Located on a quiet street in a run-down black neighborhood, Vive is better known in Africa, Asia, and Latin America than it is among the citizens of Buffalo. Most Canadian-bound refugees staying at La Casa set out with its address in their pockets: Like similar, smaller programs in Vermont and Detroit, Vive is publicized both by settled refugees who share their route with relatives back home, and by agents—or “smugglers”—who arrange passage. They come through these cities because it’s often easier to get flights to the U.S. than to Canada—and often easier to get U.S. visas, too, since Canada has so few consular offices overseas. Those from Central America often come by land.

Working with Citizenship Immigration Canada (CIC)—the country’s equivalent to our INS—Vive helps set up refugee claim appointments for its clientele at CIC’s office on the Canadian side of the border. When the time comes, a taxi driver, like Croom, delivers them.

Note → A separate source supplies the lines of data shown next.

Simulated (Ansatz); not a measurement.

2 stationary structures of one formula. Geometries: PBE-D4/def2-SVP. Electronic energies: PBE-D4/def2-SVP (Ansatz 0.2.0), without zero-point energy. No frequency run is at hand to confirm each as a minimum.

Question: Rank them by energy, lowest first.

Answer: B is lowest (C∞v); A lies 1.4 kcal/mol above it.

It is not lost on Croom, an African American, that Buffalo has long been a gateway to freedom. After the Fugitive Slave Act of 1850—which mandated the return of runaway slaves to their owners no matter where in the Union they were captured—Buffalo was a critical destination on the Underground Railroad. Slaves who made it there and crossed the border found liberty. So for Croom, ferrying today’s refugees at $45 for the 20-minute ride is not just a business that the safe-third-country accord will most certainly slash. It is also a mission. It’s “fulfilling,” he says, “to be in a position to help people trying to get away from terrible circumstances.”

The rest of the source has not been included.